Efficient single object detector

AviZ · December 12, 2024, 6:33pm

I want to build an object detector.
The YOLO models are too large for my use case.

In my use case there is only a single type of object to detect.
It is also guaranteed to appear once at most.

Hence I thought I could come up with a very simple and efficient model.

I was wondering, for such case, how would you design the model?
Would you choose YOLO style model with anchors? Which convolutions?
Which loss to take advantage there is only a single class?

I’d be happy if people shared there intuition to that specific use case.

Aknw_Fen · December 12, 2024, 6:50pm

The smallest YOLOX is ~2Mb after exporting to onnx (with fp16 I believe), did you try it?

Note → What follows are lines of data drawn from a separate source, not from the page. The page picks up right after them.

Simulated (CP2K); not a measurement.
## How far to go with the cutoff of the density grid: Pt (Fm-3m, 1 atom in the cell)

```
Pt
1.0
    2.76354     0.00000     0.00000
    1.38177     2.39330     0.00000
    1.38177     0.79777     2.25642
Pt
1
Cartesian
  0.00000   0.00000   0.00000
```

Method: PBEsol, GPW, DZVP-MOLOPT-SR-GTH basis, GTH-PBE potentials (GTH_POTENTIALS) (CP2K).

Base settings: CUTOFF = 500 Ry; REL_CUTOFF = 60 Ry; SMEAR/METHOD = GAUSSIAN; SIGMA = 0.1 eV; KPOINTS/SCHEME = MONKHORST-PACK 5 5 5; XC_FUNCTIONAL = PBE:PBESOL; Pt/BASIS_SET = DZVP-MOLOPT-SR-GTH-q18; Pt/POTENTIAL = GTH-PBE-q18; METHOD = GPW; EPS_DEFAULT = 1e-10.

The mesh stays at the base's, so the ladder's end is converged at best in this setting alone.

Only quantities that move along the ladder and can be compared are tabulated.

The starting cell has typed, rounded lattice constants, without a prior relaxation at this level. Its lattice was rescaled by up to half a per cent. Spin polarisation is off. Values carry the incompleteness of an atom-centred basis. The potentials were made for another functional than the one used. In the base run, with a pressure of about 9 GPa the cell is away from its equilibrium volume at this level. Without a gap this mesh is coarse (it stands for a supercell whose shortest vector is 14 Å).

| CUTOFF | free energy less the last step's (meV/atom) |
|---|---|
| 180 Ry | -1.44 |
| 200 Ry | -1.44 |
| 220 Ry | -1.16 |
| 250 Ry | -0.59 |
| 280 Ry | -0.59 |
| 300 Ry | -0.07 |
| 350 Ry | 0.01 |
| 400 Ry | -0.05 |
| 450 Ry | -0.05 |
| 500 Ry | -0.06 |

It’s not that simple run though, from the issues.

You can also based your network off theirs, to answer your questions.

AviZ · December 18, 2024, 12:37pm

I will give it a try.
My purpose is to learn by doing, so I’d appreciate ideas.

Like what guidelines make a detector efficient?
What loss, any special data preparation?
How to take advantage only a single class is needed?

Aknw_Fen · December 18, 2024, 1:24pm

Like what guidelines make a detector efficient?

In cases of computer vision it tends to include blocks of Conv2d->BatchNorm->Activation->Dropout2d-> this will learn filters (like these). Optimisation comes later.

To keep sizes manageable, you may want torchinfo.summary.

One intends to pass information efficiently from the areas to the channels, reducing H-W and increasing C. This normally involves hyperparameter tuning.

For the head, you want to end with Flatten->Linear->Activation for single class prediction you can use a sigmoid function or two units and a softmax. But see this cool post about which one is best (tldr, use sigmoid.)

Another option is using a global max pool layer instead of the linear.

It’s also normally used x.view(-1, *size[1:]) for flatten instead of a layer. Not fully sure why not x.view(*size) but anyhow, that’s what I see sometimes.

What loss, any special data preparation?

For the loss for a classification, many times MSE is enough.

How to take advantage only a single class is needed?

Look at the link I provided last.

You may also want to use a random set of common images in your context without the class for teaching “not an instance of the class”. So if you want to detect dogs in a zoo, pass other animals, not dogs as “not a dog” may help.

AviZ · December 18, 2024, 1:50pm

Great tips.

What about building the model?
I’d like to avoid using anchors.
So basically 2-3 scales, each output a tensor of (h x w x 5) where the 3rd dimensions is:

Probability of detection (Classification).
(x, y) - shift from the top left of the pixel for the center of the box.
(width, height) - normalized width and height of the box.

I assume data is labeled in YOLO format.
Now, what I don’t get is how to implement the loss.
How the loss interacts with the NMS many models apply?
Should I apply the loss of the regression only for the cases the model has high probability of detection?

Aknw_Fen · December 18, 2024, 5:00pm

I actually replied about the loss for a classification task, not for a single object detection as in finding the bounding box.

For that, you can search tutorials, it’s I don’t quite remember it right now, but as a guess I think it involves several losses, for example 1 for the 4 coordinates, and another for the classification. The original YOLO actually had a pretty complicated loss.